My handsome boy, Winston, is close to going. I’ll miss him terribly, but I hope I see him again. I’d like to think our pets are waiting for us.
If our pets aren’t in Heaven, I’d just as soon not be there either
Elliott was my "handsome fella" and I always told him that I'm keeping him forever. It never dawned on me that one day we will have to part. The last time I brushed him, it was outdoors. I left his fur to be scattered by the wind. When he "graduated" I was devastated. How I survived that winter I don't know. I shut the world out. I took it really hard. In the summer I was cleaning the winter brush missing his company terribly. Then I saw something on the ground under the Arbovitae. I picked it up. It was a used tiny bird's nest made completely with his fur with only a blade or two of grass intertwined. that cheered me. Although he was no longer around, part of him still was on earth and was exposed just when it was most needed.
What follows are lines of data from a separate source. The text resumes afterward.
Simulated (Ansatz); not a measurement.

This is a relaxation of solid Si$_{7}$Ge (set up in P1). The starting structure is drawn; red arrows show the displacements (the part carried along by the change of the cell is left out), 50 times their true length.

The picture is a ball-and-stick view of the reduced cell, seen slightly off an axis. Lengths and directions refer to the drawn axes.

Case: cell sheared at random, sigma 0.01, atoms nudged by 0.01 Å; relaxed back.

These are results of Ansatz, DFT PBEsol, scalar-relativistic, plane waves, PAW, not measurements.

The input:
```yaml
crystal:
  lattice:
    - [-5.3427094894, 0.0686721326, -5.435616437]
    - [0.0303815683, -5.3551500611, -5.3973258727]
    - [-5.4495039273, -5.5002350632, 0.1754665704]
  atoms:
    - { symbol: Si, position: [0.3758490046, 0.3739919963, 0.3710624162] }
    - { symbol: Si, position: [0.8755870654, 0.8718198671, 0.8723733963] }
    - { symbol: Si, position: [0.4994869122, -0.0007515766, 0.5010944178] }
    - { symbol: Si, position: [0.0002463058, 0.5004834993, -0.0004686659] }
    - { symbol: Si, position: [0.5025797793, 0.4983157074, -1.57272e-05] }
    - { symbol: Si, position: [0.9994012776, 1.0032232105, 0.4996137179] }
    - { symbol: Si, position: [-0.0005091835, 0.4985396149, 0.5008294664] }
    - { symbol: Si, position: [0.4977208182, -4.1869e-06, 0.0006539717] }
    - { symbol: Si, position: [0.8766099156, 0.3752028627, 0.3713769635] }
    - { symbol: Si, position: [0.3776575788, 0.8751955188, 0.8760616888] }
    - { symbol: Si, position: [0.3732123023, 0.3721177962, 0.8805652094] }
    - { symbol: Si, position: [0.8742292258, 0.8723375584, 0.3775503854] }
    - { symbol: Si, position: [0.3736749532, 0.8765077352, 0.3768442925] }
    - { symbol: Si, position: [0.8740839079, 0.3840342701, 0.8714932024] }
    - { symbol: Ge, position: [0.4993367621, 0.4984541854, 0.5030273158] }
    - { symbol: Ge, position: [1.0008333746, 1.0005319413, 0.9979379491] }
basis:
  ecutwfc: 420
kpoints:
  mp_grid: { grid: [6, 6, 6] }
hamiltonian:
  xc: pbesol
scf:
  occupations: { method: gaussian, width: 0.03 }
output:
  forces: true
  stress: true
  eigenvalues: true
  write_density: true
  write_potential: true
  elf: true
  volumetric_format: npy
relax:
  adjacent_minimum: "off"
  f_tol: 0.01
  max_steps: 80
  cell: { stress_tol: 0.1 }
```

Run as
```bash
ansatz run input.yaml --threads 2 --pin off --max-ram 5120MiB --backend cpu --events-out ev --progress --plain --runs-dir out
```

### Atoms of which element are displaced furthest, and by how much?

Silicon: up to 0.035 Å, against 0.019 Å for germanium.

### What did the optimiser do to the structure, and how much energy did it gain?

Yes, I do believe our pets wait for us AND watch over us. God promised to give us the desires of our hearts :)
Hugs to you and Winston. Tell, remind him of all the fun times and adventures you had together. he'll love hearing that.
I hope so. As a girl I had a beautiful part Persian cat who came to us, wandered and roamed our little woods and the road behind our house. I adored her, my mother tolerated her and my father ignore her. She climbed our grand Monterey oak and over our garage roof to my bedroom window to be let in every night. My Grandfather hated cats until she jumped up on the sofa one Christmas and cured up on his lap. My grandfather had a very startled expression and I think he really enjoyed her.